What's the deal with food? We can't live without it! And I will never be without a job. Oddly enough, chefs have kind of a rock star status these days, and everyone wants to know what you're up to in the kitchen. Food is fascinating, sensual, exciting and has the power to ignite all of our senses and make memories. Who wouldn't be into food with all of its powers? 


Who eats at your place? (Come one, give us the goods.)

 Super Bowl weekend yielded an eccentric array of celebrity patrons. The top 30 CEOs in the country were here as well as famous athletes and plenty of cheerleaders. We get a lot of local celebrities from the Dallas area -- newscasters, actors, models and, when there are big events that come to town, we usually get the high-profile customers making reservations under aliases. Anyone from tourists to locals eat here. The food is great, the view is awesome and you will never forget dining in a revolving restaurant 560 feet in the air.



Who works at your place? Let's see...one of our sushi chefs fell in love with the hostess, and I wouldn't be surprised if they ended up married. Another sushi chef is an amazing artist who sells his work online and is a genuine talent. We have some really fascinating characters that come from our international work program from the Congo, Iran, Tibet and Costa Rica. We get models, actors, aspiring chefs, students, mothers and fathers, and all the typical characters that seem to show up in any restaurant family. Of course there is always drama. That's life. You could easily film a reality show with our cast of employees and be easily entertained. One reason I love the restaurant business is because there is never a dull moment and you could never have this many different characters in one place outside of a carnival.

 



What is up with the national food scene and how does your restaurant fit into it?

 In the past 10 years, sushi has become one of the most popular and trendy foods in America. Wolfgang Puck is a major part of the national food scene and helps determine trends and set standards for what we can expect to achieve in the kitchen. Reunion Tower is a Dallas landmark. Every picture depicting the Dallas skyline features the big glowing ball hovering over the buildings below. Everyone wants to experience the view and the food.

 



If you could stab one Food Network person who would it be?

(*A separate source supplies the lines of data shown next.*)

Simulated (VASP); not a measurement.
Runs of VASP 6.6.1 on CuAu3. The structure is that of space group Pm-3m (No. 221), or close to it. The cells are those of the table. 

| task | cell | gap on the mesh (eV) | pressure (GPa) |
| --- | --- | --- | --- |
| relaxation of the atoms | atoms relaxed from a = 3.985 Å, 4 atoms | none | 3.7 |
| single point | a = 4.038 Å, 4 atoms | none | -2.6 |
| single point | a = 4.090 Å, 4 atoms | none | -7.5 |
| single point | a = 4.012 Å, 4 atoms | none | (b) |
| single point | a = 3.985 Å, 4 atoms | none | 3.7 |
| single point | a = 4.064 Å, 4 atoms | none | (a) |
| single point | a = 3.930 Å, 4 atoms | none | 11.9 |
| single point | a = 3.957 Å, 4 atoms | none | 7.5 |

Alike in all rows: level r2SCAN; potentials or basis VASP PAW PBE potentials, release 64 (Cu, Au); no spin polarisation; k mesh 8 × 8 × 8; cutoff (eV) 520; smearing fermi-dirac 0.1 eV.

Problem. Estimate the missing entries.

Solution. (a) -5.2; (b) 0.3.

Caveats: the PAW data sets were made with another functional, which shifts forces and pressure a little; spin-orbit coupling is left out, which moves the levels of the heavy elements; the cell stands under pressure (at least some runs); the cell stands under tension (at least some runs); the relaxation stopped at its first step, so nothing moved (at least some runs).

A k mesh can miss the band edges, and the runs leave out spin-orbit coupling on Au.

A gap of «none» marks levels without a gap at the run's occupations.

 How about a few of the critics on Iron Chef who seem to know absolutely nothing about food? If someone is used to eating fast food every day and thinks Kraft mac-n-cheese is gourmet, then they will not appreciate what I can prepare.



If you could be best friends with one Food Network person who would it be?

 My fiancée will kill me with this answer, but Marcela Valladolid. She's a Food Network chef who really adds the spice to Mexican food. I love Mexican food, but Marcela could sure teach me a thing or two in the kitchen. She makes food sexy and wears an apron very well. 
 



Why are so many people in the United States so overweight? I don't believe it is about diet as much as a lack of activity. If people gave the gym the amount of time they give to Facebook, it would easily take 30 pounds off their waistline. I would hate for anyone to give up eating out, not just because I would be out of work, but because I think fine dining ads to our characters and broadens our experiences.

We don't "supersize" our menu because the larger the portion can lead to a miserable experience. There is nothing fun about the feeling I have after eating a Big Mac and fries with an extra-large Coke. Taking a nice brisk walk after a meal can help you digest and you'll feel better afterward.

It drives me crazy watching my kids play on the Wii, doing Facebook, chatting on Skype, and playing Nintendo DS for hours at a time. When I was young, we were never indoors. We ran, climbed trees, played sports, and never considered it exercise.

Of course, it costs nothing and takes about five minutes to drive through McDonalds rather than produce a well-balanced, healthy meal and that, my friend, is the major problem. Fast food restaurants have made it easy to eat poorly. However, I do crave a Big Mac from time to time. (I eat one every couple of weeks.) But I don't live on them.